Marlene Roush: Data science educator
As the rare person trained in mathematics, Roush teaches on campus and in the company conference room.
In addition to being a cyber data scientist at Leidos (one half of the recently split SAIC), Marlene Roush also teaches math at the Community College of Baltimore County. She started working there during graduate school and said she enjoys showing students who aren't in the math field how they can use it in their careers.
Roush said she also finds herself playing teacher outside the lecture halls when she is developing and optimizing analytics for Leidos.
"Most of the projects that I've worked on, it'll be just one math or statistics person and so you end up teaching other people or reminding them" of a class they took a long time ago, she said. "But they don't necessarily remember all of the details and the nuances you have to be careful with when you're dealing with mixed datasets."
Roush, however, does remember and understand those details. She studied applied mathematics at both the undergraduate and graduate levels, and now uses numbers to counter cyberattacks in the intelligence and financial communities.

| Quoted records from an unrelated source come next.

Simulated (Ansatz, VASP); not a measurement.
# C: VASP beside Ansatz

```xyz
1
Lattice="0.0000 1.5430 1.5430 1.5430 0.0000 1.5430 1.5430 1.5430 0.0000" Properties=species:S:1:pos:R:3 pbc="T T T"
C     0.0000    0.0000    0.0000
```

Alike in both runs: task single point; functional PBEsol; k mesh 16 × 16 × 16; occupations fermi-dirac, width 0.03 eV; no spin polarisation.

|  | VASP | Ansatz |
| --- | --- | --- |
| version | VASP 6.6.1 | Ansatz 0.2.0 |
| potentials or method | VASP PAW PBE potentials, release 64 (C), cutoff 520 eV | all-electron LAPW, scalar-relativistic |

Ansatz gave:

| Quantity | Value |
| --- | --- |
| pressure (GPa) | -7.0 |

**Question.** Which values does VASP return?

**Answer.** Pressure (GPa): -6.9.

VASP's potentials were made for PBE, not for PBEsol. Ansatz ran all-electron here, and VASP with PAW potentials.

"It's really using a lot of the knowledge that I have about how to manipulate data and really searching data to find the interesting nuggets," she said.
Those nuggets allow Roush to build a plan of action to combat cyber enemies.
"The methodology really takes the military planning process for operations planning and translates it into the cyber world," she said. "So in traditional operations planning, most of it is done around a map or around physical objects, and in cyberspace, you don't necessarily have all those physical objects or a terrain map as the background for the planning. So we developed a methodology for how you do that in cyberspace."
Note: This article was updated on Oct. 31 to clarify Roush's employer. While Roush was nominated for her work at the SAIC before that firm's Sept. 27 split into two companies, she is part of the half that became Leidos.